YOU ARE HERE: LAT HomeCollections


Despite Grim Predictions, U.S. Battle Toll Still Zero

Offensive: Casualty rate reflects technological advances as well as caution. Some believe more than 1,000 Taliban and Northern Alliance fighters have died.


WASHINGTON — After nearly seven weeks, the unconventional war in Afghanistan has produced an unlikely statistic: Not one U.S. service member has been killed by enemy action.

Although this record could change quickly, it has nonetheless been greeted with surprise and quiet relief at the Pentagon, where officials have warned from the outset that Americans needed to be prepared for substantial casualties.

Even in a seemingly lopsided contest, "you expect casualties when bombs fly," said one military official, who recalled that the war opened amid widespread predictions that Afghans would bloody U.S. forces just as they did the Soviets during the 1980s.

The casualty rate reported by the Pentagon attests to the continuing technological advances that the U.S. military has made in developing an arm's-length, precision style of attack. It reflects, too, the Bush administration's caution in putting troops in harm's way--despite polls indicating that Americans would support the war even if it involved a high number of casualties, experts say.

Coming after the 1999 air war in Yugoslavia, in which the U.S. suffered no combat losses, and the 1991 Persian Gulf War, in which there were relatively few, a low-casualty campaign in Afghanistan would reinforce Americans' view that war can sometimes be waged with minimal casualties.

It may also reinforce an impression held in some parts of the world that U.S. military doctrine calls for the United States to use its advanced hardware--and for others to do the dying.

Clearly, many Afghans have been killed and injured since the U.S.-led campaign began Oct. 7. Although estimates are still largely guesswork, some experts believe that more than 1,000 Taliban and opposition troops have probably died in the fighting, along with at least dozens of civilians.

Pentagon officials have said that the intense bombing of Taliban front lines near the northern city of Mazar-i-Sharif and the capital, Kabul, proved deadly, judging by the relatively small number of Taliban troops who emerged from trenches when the radical regime began its retreat this month.

On the U.S. side, although there are thousands of troops, hundreds of warplanes and dozens of ships in the region, the Pentagon has reported six deaths to date, none caused by enemy action.

Two of those killed were crew members who died Oct. 20 in the crash of a helicopter supporting a special operations assault near the Taliban's southern stronghold of Kandahar. Three sailors were killed in two maritime accidents, and the sixth fatality was an airman who died in a forklift accident, according to U.S. Central Command.

There have also been 14 noncombat injuries that Central Command has considered serious enough to report. Thirty-one Americans were injured in the Oct. 20 raids on Kandahar, but authorities insist that the injuries were all minor.

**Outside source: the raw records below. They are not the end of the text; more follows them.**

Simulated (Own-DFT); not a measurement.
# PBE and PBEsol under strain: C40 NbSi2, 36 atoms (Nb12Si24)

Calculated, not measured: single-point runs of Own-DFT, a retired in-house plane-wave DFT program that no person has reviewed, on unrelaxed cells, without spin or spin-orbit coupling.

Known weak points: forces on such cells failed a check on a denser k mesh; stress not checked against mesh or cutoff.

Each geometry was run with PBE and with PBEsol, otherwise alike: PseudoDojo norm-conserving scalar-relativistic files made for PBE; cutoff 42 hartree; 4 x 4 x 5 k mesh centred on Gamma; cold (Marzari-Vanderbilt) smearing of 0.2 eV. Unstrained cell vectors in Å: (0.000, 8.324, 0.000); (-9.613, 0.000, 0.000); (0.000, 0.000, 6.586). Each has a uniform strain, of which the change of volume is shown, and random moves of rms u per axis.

'Close Combat' but No Deaths

Michael Vickers, a former Army Special Forces officer, said the U.S. casualty record is especially striking considering that Special Forces have been engaged in ground fighting for weeks.

He noted that some U.S. troops were with opposition forces when they entered Mazar-i-Sharif two weeks ago and that some had been ambushed and, in at least one case, even overrun by hostile forces.

"There's been some close combat," said Vickers, an analyst at the Center for Strategic and Budgetary Assessments think tank. "So it's been pretty remarkable."

Military officials suggest that the current phase of fighting could bring U.S. casualties. An increasing number of Special Forces troops is on the ground helping opposition forces and conducting a search for Osama bin Laden and the Taliban leadership.

Officials say they may soon bring in hundreds of Marines, trained in counter-terrorism, to support the Special Forces and possibly assist in the search for Bin Laden. Bands of hostile troops still roam the countryside, and there is the risk of ambush and sabotage, as well as the threat posed by the hundreds of thousands of land mines that litter the country, a legacy of more than two decades of war.

U.S. leaders gave no sign that they were prepared to quickly mobilize an American conventional ground assault on the Taliban if the opposition Northern Alliance forces had proved not up to the task.

And despite their urgent desire to bring down Bin Laden, U.S. military leaders have repeatedly declared that they would not send American forces on risky missions into tunnels or caves, although they might encourage Afghans to take on that dirty duty.

America's specialized approach for reaching enemies in caves, Marine Gen. Peter Pace said this week, "is to put 500-pound bombs in the entrance."

Ivo Daalder, a former National Security Council aide now at the Brookings Institution in Washington, said he believes that the administration has been "significantly constrained" by its fear of large casualties.

Despite the Pentagon's remarkable record in avoiding combat casualties in the past decade, Daalder said, he doesn't believe that Americans would come to expect wars of "immaculate coercion," as some pundits have predicted.

"I think there is still an appreciation that war is a dirty business and people will get killed in it," he said.

But Daalder said the U.S. casualty record could reinforce the impression abroad that Americans want others to bear the risks of casualties in wartime. At the same time, analyst Vickers said, the no-casualty record could also have a positive effect by impressing potential adversaries with U.S. military skill, and thus helping deter aggression.

"You could get some resentment because it looks so easy for us," Vickers said. "But it creates some awe as well. . . . We want to minimize the resentment and maximize the awe."